A bit of research around infamous polka dot pattern.
This pattern is very common. What I am trying to find out is how dark or light the pattern is for a given dot radius and distance between them. It is clear that dots are arranged in equilateral triangles. Technically it means that we have rows of circles width horizontal step \(a\) and vertical step \(\frac{a\sqrt{3}}{2}\). Our tessellation area is rectangle with width equal to \(a\) and height \(a\sqrt{3}\). See the diagram.

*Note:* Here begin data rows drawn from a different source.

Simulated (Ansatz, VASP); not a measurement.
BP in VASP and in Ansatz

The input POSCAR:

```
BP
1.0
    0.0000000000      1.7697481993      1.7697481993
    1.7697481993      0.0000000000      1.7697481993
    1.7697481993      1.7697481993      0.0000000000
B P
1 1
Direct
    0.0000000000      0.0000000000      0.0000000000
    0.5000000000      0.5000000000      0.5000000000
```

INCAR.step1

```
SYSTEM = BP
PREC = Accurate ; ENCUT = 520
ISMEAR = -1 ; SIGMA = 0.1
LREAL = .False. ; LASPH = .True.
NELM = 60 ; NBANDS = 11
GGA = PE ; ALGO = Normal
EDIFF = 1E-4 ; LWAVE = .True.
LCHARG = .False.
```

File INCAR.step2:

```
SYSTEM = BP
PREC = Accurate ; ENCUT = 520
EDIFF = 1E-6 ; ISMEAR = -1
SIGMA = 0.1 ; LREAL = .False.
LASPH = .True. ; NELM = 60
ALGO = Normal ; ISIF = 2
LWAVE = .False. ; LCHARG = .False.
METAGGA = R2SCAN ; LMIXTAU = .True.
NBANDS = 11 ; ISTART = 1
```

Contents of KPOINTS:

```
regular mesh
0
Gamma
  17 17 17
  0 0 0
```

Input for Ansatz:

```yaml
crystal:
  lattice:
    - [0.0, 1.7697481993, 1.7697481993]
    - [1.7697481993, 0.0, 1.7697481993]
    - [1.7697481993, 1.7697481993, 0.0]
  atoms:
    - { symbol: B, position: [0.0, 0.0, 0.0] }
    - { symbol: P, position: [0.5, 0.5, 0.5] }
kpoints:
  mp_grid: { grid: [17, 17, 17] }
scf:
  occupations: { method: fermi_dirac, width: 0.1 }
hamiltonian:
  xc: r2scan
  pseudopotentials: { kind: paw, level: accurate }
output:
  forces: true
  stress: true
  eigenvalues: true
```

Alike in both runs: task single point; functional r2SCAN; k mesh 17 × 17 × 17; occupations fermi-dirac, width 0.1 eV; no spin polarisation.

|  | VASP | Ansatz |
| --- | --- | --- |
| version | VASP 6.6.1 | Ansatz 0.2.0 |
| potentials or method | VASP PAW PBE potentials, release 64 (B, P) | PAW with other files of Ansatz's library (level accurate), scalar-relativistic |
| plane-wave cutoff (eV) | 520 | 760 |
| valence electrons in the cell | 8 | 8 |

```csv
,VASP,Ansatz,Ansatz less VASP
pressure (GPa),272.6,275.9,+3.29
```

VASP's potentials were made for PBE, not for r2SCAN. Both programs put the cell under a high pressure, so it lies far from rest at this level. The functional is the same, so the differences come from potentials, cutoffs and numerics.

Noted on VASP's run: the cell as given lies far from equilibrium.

You can drag the orange dot to change the radius of the circle. As long as circles are not colliding, i.e. \(r<\frac{a}{2}\) the area taken by circles could be calculated as \(2πr^2\). As soon as they overlap we can see 6 “lens” shapes. Total area of those shapes could be calculated using this formula:
$$l=12\left(r^{2}\arccos\left(\frac{a}{2r}\right)-\frac{a}{2}\sqrt{r^2-\frac{a^2}{4}}\right)$$The maximum value of the radius is \(\frac{a\sqrt{3}}{3}\). After this value we can’t see any gaps between circles.
Darkness rate of the pattern is simply a relation of dark area to the whole area and we can calculate it like so:
$$R=\frac{2πr^2-l}{a^2\sqrt{3}}$$Of course if circles do not overlap, \(l=0\).